Is A backed into the corner of choosing one of: (i) it is inconceivable they would ever write a bad question, (ii) if they do write a bad question then the students will all get bad grades, or (iii) they do have the right to adjust for that on the fly but haven't had the need to yet?

So, (i) is it inconceivable that you would ever write a bad combat encounter, or (ii) would you let half the party die, or (iii) do you reserve the right to alter your pre-written encounter but have never needed to?

Assuming you don't pick (i) or (ii), isn't the next question is how much DM force is ok?

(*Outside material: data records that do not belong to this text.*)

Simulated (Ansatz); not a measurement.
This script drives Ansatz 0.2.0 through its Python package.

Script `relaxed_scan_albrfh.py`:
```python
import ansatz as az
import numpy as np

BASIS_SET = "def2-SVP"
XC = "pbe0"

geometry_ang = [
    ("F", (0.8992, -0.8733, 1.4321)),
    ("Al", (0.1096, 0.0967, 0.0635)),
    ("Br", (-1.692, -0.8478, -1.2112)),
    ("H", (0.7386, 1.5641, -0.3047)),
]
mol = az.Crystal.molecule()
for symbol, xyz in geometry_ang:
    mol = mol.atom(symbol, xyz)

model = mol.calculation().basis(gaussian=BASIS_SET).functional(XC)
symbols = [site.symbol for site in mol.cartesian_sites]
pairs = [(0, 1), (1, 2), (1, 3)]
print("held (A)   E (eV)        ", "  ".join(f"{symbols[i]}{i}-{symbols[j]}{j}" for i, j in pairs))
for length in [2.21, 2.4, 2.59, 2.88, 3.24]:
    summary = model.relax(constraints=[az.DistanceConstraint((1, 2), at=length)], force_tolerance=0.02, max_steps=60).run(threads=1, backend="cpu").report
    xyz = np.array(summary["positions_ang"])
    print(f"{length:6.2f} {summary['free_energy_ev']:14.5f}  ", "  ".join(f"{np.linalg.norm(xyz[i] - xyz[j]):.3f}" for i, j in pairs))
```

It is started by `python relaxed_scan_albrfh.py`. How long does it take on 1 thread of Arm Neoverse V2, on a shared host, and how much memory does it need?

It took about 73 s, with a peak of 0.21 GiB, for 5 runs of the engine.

On (i). This is why certain folks espouse the virtues of tight math/encounter budget and balanced PCs/monsters. If (1) the math/balance is tight and (2) GM proficiency is assumed, then it is as close to "inconceivable" as you can get. Eg, I haven't been "surprised" by the outcomes of any 4e combat I've framed and my players have engaged since the vestigial stages of our play. When I set an encounter budget I know, with precision, where the outcome will lie. I also know exactly what they cannot handle so when I present an unwinnable challenge, I know to explicitly frame it as such. If 1 and 2 are not assumed, then absolutely you could write a bad combat encounter. I've done so aplenty in my life and at the beginning of our acclimation to 4e (because I didn't trust the encounter math...came from 3.x epic level play so I assumed it was tuned low and I threw a level 5 combat at three 1st level PCs and it ended in TPK...errr LOL?..sorry guys...).

On (ii) and (iii) together. (i) plays into this. I want the math/encounter budgeting to be tight so (ii/iii) never sees the light of day. In terms of real play, as you can see above, I let the party die even if its due to my incompetence (which it has been before as above). I couldn't fudge things if I wanted to (which I don't and I won't). My table has a very severe "gamist" bent to it. My players want to overcome challenges and they want the legitimacy of their strategy/tactics/deployed resources/synergy to be actualized for better or for ill. The numbers and dice are out in the open. I don't hide anything. If I screw up, I own it, I apologize, and then I get better at what I'm doing and/or we move to another system if that isn't possible (eg force is a prerequisite to hold things together because the resolution/math tightness of the encounter budgeting/balance is so poor - by design perhaps).

That, of course, may not work for all tables. But anything different would sow serious dissension at mine.